Skip to contents

Scans FFIEC Parquet files into DuckDB and verifies that a specified set of columns jointly satisfies two integrity constraints:

Usage

ffiec_check_pq_keys(
  conn,
  schedule = NULL,
  cols,
  data_dir = NULL,
  schema = "ffiec",
  prefix = ""
)

Arguments

conn

A valid DuckDB connection.

schedule

Optional character scalar giving the FFIEC schedule to check (e.g. "rc", "rci"). Passed to [ffiec_scan_pqs()].

cols

Character vector of column names that together define the primary key and must also be non-missing.

data_dir

Optional parent directory containing FFIEC Parquet files. If NULL, the directory is resolved using the DATA_DIR environment variable.

schema

Schema name used to resolve the Parquet directory (default "ffiec"). Set to NULL to treat data_dir as the final directory.

prefix

Optional filename prefix used when the Parquet files were created (default "").

Value

A tibble with one row per checked schedule and columns:

schedule

FFIEC schedule identifier.

ok

Logical; TRUE if no violations were detected.

null_violations

A tibble listing columns and counts of missing values, or empty if none were found.

pk_violations

A tibble of duplicated key combinations, or empty if the key is unique.

Details

  • No missing values (non-NULL constraint)

  • Uniqueness across rows (primary-key constraint)

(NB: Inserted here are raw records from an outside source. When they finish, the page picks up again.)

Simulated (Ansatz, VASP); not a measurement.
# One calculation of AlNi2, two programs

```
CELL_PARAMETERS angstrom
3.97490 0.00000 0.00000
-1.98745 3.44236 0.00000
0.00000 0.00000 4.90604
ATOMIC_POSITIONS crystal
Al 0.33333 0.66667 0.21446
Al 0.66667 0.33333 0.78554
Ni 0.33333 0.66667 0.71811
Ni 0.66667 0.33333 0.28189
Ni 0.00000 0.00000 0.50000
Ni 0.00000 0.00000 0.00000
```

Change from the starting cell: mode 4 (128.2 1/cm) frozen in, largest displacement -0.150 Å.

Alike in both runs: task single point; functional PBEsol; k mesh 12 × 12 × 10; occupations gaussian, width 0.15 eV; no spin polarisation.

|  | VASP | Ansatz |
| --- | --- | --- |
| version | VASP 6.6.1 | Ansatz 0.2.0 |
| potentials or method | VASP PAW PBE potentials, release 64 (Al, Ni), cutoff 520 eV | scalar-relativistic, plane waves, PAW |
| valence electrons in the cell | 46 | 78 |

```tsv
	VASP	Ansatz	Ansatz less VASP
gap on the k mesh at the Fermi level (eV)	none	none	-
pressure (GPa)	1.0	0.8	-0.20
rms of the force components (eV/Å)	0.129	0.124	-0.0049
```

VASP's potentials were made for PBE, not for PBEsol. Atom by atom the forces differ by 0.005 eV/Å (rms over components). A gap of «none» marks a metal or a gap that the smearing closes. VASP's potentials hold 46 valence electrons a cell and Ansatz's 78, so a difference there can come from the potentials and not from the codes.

The function operates lazily via DuckDB and only materializes rows involved in violations. It is intended as a lightweight validation tool for Parquet files produced by [ffiec_process()].

Examples

if (FALSE) { # \dontrun{
library(duckdb)
con <- DBI::dbConnect(duckdb::duckdb())

# Check IDRSSD-date uniqueness for the RC schedule
ffiec_check_pq_keys(
  conn = con,
  schedule = "rc",
  cols = c("IDRSSD", "date")
)

# Check all schedules
schedules <- ffiec_list_pqs() |> dplyr::distinct(schedule) |> dplyr::pull()
results <- purrr::map_dfr(
  schedules,
  \(s) ffiec_check_pq_keys(con, s, c("IDRSSD", "date"))
)
} # }